In this chapter, methods for moving beyond linearity are discussed. The core idea in this chapter is to argument/replace the vector of inputs \(X\) with additional variables, which are transformations of \(X\), and then use linear models in this new space of derived input features.

Denote by \(h_m(X):\mathbb{R}^p\to\mathbb{R}\), the \(m\)th transformation of \(X,m=1,2,\cdots,M.\) We then model \[f(X)=\sum_{m=1}^M\beta_mh_m(X),\] a linear basis expansion in \(X\). The beauty of this approach is that once the basis functions \(h_m\) have been determined, the models are linear in these new variables, and the fitting proceeds as before.

Sometimes the problem at hand will call for particular basis functions hm, such as logarithms or power functions.More often, however, we use the basis expansions as a device to achieve more flexible representations for \(f(X)\).

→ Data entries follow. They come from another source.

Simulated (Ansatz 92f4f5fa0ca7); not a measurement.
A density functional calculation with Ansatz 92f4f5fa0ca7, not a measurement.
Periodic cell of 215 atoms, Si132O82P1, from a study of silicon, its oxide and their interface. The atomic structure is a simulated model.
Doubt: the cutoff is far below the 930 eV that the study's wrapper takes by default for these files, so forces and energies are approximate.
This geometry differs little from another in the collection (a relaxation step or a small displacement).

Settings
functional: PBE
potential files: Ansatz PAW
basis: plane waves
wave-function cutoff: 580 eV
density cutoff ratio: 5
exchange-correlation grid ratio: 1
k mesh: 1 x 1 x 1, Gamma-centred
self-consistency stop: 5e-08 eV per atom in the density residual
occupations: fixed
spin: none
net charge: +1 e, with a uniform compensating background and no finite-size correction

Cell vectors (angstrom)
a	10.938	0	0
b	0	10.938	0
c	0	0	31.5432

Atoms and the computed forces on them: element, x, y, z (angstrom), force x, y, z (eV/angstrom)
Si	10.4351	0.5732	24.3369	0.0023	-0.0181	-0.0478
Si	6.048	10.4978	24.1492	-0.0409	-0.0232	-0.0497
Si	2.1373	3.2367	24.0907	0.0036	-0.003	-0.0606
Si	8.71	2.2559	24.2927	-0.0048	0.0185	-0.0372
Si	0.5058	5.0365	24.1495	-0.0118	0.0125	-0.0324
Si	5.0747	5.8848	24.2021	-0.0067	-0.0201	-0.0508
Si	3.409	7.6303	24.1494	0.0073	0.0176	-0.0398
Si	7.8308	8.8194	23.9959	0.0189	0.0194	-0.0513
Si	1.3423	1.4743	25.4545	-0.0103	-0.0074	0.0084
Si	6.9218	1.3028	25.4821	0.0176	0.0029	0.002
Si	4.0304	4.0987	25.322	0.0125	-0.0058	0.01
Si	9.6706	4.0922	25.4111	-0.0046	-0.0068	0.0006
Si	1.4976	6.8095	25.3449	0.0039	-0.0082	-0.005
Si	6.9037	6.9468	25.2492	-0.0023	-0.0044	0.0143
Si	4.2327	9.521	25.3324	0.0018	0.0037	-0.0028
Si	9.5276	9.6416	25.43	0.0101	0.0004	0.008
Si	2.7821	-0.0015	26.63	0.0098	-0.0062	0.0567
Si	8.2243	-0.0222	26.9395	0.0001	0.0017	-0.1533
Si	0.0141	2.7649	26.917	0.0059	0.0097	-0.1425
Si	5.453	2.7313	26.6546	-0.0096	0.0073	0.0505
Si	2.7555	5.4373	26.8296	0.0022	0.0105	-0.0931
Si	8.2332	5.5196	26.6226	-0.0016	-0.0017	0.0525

In this section, the concepts of Piecewise Polynomials and Splines are introduced. It is also shown that what the basis of spline can look like.

The fixed-knots splines are also known as regression splines. We need to select the order of the spline, the number of knots and the placement. One simple approach is to parameterize a family of splines by the number of basis functions or degrees of freedom, and have the observations \(x_i\) determine the positions of the knots.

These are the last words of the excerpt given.